The original OnePlus Pad was a decent all-around Android tablet, but it was not amazing in any one area. Now, OnePlus is back with a new tablet device that packs more power, has a better screen, more speakers, and a higher starting price. OnePlus offers an Android tablet alternative that costs less than the latest iPad Airs, though it seems like it’s hewing very close to the rendition from 2023. 

The OnePlus Pad 2 is a one-size-fits-all 12.1-inch 3K tablet. At $550 for 12 GB of RAM and 256 GB of storage, it’s $70 more than the first OnePlus Pad, though it starts with more memory and twice as much internal storage as the first go around’s paltry 128 GB. It’s bigger than the 11.6 LCD on last year’s Pad, though now it’s beefed its resolution to 3K (3000 x 2120) with a stated 600 nits typical and 900 nits peak brightness. It has a variable refresh rate between 30 and 144 Hz, though it’s still an LCD screen, the same as the 2023 OnePlus Pad.

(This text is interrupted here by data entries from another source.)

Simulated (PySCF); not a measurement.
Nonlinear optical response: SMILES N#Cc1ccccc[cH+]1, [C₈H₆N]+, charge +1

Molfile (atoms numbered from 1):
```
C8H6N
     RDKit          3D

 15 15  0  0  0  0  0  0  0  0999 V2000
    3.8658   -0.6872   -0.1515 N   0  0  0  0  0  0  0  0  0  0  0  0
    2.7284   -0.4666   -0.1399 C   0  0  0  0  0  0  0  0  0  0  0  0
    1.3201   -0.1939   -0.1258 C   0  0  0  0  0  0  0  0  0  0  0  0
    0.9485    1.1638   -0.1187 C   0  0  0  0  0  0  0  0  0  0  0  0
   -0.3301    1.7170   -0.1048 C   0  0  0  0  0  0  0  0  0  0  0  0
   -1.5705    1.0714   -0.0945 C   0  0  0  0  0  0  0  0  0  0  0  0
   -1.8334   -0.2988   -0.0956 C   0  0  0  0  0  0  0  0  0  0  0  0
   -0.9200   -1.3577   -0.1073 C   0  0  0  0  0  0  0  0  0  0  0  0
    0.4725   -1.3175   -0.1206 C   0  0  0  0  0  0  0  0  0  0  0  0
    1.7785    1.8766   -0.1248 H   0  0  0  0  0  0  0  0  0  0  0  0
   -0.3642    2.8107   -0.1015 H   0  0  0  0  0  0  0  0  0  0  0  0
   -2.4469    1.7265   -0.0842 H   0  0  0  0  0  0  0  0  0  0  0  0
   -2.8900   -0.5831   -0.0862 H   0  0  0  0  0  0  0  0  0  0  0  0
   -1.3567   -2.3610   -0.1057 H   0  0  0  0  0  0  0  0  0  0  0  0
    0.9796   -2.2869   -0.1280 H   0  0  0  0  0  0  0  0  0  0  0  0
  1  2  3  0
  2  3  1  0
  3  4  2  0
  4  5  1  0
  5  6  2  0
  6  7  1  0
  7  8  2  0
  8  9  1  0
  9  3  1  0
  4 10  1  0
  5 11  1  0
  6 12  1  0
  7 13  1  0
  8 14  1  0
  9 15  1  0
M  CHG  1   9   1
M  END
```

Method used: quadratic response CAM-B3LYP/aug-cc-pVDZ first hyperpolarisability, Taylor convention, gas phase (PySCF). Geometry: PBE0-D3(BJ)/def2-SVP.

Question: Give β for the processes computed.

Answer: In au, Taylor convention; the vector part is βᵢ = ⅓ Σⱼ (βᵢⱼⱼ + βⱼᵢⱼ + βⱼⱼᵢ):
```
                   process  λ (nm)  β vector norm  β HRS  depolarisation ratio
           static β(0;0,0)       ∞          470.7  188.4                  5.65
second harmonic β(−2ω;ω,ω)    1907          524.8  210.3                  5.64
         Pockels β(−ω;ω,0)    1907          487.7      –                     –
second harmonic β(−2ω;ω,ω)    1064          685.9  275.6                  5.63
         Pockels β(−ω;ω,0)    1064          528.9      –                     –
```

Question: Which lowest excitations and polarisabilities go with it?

Just like last year’s version, the new Pad supports Dolby Atmos, but it boasts a six-stereo speaker configuration on either side of the device. It may not be as specifically sound-tailored as the Lenovo Tab Plus, but what’s promised is a solid middle ground. 

Last year’s tablet used MediaTek Dimensity 9000 CPU, which was good enough for most applications but not exactly top of its class. The Pad 2 is now powered with the Qualcomm Snapdragon 8 Gen 3 mobile chip. Gizmodo has already experienced some of the chip’s capabilities in Samsung’s latest foldables, and already it’s very promising. We haven’t yet had the chance to compare a Snapdragon 8 Gen 3 tablet to Apple’s latest iPad Air with M2, though on the whole, M2 usually performs better than Qualcomm’s mobile chips in bare benchmark tests. How much that matters depends on what programs you expect to use on your tablet. 

Image: OnePlus

Every device maker thinks they need AI to compete, and OnePlus isn’t an outlier here. There are promised “AI Toolbox” features like AI text-to-speech and recording summaries. The AI Eraser 2.0 will also work like Google’s Magic Eraser to remove unwanted photo elements. 

There’s a new $99 OnePlus Stylo 2 and a $150 Oneplus Smart Keyboard to accompany the new tablet. Despite the size and price difference, there will be many similarities between last year’s and the 2024 model. The Pad 2 has the same 9,510 mAh battery as last year’s, plus the 67W “SUPERVOOC” fast charging. It promises 43 days of standby time, though in our experience, the first Pad’s lifespan and promised “one-month standby life” was far more modest in practice, lasting most of the day before needing a recharge. 

With a bigger screen, the upcoming Pad 2 is slightly heavier than last year’s rendition. It weighs about 1.3 pounds, so it’s exactly between the 11- and 13-inch iPad Airs or slightly more than the base 11-inch Galaxy Tab S9 (and far less than the humongous Tab S9 Ultra). It will be relatively thin at 6.49 mm, but it’s not beating the iPad Air’s 6.1 mm or the iPad Pro 13-inch’s holy grail 5.1 mm.

The first OnePlus Pad didn’t exactly break new ground in any one category, though it did show Android tablets had legs. We’ve seen attempts from Goole and its Pixel Tablet, though that, too, wasn’t the pioneer of Android tablets. A better chip and more speakers do seem promising, though, in its effort to be everything to everyone, we’ll need to see if it manages to stand out in any area.

The OnePlus Pad 2 is now available for preorder. It should be available on the OnePlus website starting July 30 and on Amazon starting August.